Debates over foreign policy began with the demise of the Soviet Union. Globalization, however, produced additional divisions as national security became disconnected from the economic strategy of transnational corporations. Furthermore, how to readjust the military/industrial complex to the needs of global capitalism has generated significant differences. As the Institute for National Strategic Studies pointed out: `Almost everywhere, countries face the task of harmonising their foreign economic policies with their national security strategies. China and Russia both -ace this challenge, as do the Europeans and the Japanese. So does the United States.' (1)
The Bush doctrine
These debates were clearly evident during the presidential campaign between George W. Bush and Al Gore. The Bush approach centred on narrowing the definition of vital interests and was critical of the Clinton/Gore strategy of nation building, involving US troops in Haiti, Kosovo and Somalia. The Clinton/Gore globalist policy sought stability through undertaking a broad range of military and civil engagements, backed by a solid alliance of stakeholders. For Bush, however, the mission was to `deter and win wars' rather than engage in `vague, aimless, and endless deployments'. (2) His ideas were linked to the two regional war strategy, which became the dominant military strategy after the break-up of the USSR. It was built on the need of the US to be able to fight two regional wars at the same time, and focused mainly on the containment of Iraq and North Korea. At the time, this approach was closely associated with Colin Powell, secretary of state, who believed that the military was ill equipped for the demands of civic contingencies.

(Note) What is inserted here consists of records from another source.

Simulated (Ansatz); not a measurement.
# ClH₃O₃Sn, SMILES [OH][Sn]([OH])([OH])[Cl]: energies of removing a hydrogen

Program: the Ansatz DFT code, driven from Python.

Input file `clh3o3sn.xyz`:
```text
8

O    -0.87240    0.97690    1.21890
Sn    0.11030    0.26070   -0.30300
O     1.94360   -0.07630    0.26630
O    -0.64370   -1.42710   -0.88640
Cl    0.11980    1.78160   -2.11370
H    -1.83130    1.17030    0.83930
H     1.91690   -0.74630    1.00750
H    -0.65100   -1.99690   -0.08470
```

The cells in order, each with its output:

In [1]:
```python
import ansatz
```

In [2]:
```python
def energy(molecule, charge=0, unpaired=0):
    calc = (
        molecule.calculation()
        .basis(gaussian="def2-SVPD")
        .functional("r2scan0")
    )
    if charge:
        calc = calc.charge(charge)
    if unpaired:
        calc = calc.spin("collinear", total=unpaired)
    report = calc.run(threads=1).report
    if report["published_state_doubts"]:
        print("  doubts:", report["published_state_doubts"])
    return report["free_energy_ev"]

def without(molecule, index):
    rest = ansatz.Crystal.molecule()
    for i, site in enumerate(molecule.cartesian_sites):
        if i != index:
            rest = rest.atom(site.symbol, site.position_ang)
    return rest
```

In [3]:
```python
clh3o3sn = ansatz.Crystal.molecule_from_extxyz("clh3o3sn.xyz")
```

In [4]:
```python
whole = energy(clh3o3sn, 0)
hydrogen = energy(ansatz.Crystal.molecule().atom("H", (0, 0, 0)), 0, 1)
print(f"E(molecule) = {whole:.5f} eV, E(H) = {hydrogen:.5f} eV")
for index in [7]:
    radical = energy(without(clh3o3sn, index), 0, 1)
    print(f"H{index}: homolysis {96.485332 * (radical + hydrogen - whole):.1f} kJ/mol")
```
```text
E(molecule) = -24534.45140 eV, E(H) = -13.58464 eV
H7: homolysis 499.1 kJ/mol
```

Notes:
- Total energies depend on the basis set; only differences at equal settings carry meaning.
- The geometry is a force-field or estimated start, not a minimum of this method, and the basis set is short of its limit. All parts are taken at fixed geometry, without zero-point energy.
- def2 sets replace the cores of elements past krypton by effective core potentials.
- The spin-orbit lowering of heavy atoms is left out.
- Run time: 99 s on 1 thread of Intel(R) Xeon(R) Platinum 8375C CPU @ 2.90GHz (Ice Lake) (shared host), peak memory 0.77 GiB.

In the words of Adam Siegel, senior analyst at Northrop Grumman, one of the big four defence corporations: `The war-fighting mission does not require analysis of governmental corruption, police brutality, organized crime, international development funding [and] what is happening in the local economy.' (3) Such questions were, though, affecting real military operations. Siegel continued:
What will be the population's voting patterns? Where will refugees try to rebuild houses? Will the local schools open on time? These are real examples that this author has seen Brigade commanders ask their intelligence officers in Haiti and Bosnia. (4)
This entangling web of relationships, fostered by the concerns of the globalists, was just too much for Bush and Powell who wished to draw a circle around US vital interests. Both believed nation building should not be part of the military's mission, as can be seen in the administration's reluctance to become deeply engaged in rebuilding Afghanistan.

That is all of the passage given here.